Govt. Notifies Companies (Amendment) Act, 2017 [Read the Act]

procedural lapses - Companies Act - Taxscan

The Central Government, today notified the Companies (Amendment) Act, 2017 which provides some major changes to the Companies Act, 2013.

The amendment aims at strengthening corporate governance standards, providing for strict action against defaulting companies and improving ease of doing business in the country.

The process of drafting the Companies (Amendment) Bill started with the formation of Companies Law Committee on June 4, 2015. The Companies Law Committee submitted its 138-page detailed report to the Government on February 1, 2016. Based on the Report, the Companies (Amendment) Bill, 2016 was drafted and introduced in Lok Sabha in March 2016. However, after detailed deliberations, the Companies (Amendment) Bill, 2016 was then referred to the Standing Committee. Based on the recommendations of the Standing Committee (Report dated December 1, 2016), the Amendment Bill was further amended. The Companies (Amendment) Bill, 2017 was passed in Lok Sabha on July 27, 2017. Finally, on December 19, 2017, the Companies (Amendment) Bill, 2017 was passed by voice vote in Rajya Sabha.

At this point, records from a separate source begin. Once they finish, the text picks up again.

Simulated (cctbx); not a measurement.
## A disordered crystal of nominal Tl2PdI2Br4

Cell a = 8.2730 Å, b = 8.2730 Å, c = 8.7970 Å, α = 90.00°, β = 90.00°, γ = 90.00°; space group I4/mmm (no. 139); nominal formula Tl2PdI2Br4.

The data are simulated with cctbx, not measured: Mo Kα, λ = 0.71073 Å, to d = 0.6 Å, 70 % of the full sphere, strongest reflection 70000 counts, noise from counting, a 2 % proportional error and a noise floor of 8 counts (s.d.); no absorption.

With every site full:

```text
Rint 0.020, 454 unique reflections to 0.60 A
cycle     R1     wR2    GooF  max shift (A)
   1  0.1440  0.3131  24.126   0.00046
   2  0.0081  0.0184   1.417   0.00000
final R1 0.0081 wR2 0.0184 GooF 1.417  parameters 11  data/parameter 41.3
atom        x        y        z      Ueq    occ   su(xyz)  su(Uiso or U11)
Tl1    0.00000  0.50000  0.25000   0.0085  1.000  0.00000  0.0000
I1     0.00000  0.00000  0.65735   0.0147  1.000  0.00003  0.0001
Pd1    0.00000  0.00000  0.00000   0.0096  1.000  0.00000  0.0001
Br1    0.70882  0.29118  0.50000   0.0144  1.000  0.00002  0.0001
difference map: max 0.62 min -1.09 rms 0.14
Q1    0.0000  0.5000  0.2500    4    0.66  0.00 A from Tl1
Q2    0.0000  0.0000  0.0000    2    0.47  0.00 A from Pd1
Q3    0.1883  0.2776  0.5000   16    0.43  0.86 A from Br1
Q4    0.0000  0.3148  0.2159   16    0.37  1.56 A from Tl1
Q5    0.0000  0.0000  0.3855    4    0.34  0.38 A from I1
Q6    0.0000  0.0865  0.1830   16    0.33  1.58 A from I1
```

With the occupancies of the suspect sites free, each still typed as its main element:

The new amendment simplified the process through which companies raise funds through a private placement of shares. It rationalized the provisions pertaining to loans given to directors of companies. Further, post-amendment, there is no need to seek prior approval from the Central Government for managerial pay above the prescribed limit, after getting it approved from the company’s shareholders.

The Act also provides for clarity in applicability and role of Resident Director and Independent Director. ‘Pecuniary relationship’ in relation to the independent directors has been further elaborated in the Bill. The entire section relating to ‘Loans to Directors’ under the Companies Act, 2013 is being substituted by way of the Amendment Bill. The Government has introduced certain checks and balances by way of approval process and for enabling ‘loans to directors’, in certain cases.

It further makes it a non-compoundable offence to flout provisions pertaining to deposits.

Apart from the above-mentioned provisions, the Act also included a provision to remove the restriction on number of layers of investment companies and one to remove restrictions on the number of layers of subsidiaries.

Further, it also made it compulsory for those who hold beneficial interest of more than 25 percent of a company’s shares. There was also a proposal to ease compliance burden for unlisted companies by allowing them to hold annual general meetings in place other than their registered offices as well.

Most importantly, the Act also brought some stringent penal provisions. The company, its promoters and directors shall be liable to a penalty for each default of one thousand rupees for each day for default in filing the return of allotment within the stipulated period.

Further, if a company makes an offer or accepts monies in violation of the provisions of section 42, the company, its promoters and directors shall be liable for a penalty which may extend to the amount raised through the private placement or two crore rupees, whichever is lower, and the company shall also refund all monies with interest as specified in sub-section (6) to subscribers within a period of thirty days of the order imposing the penalty.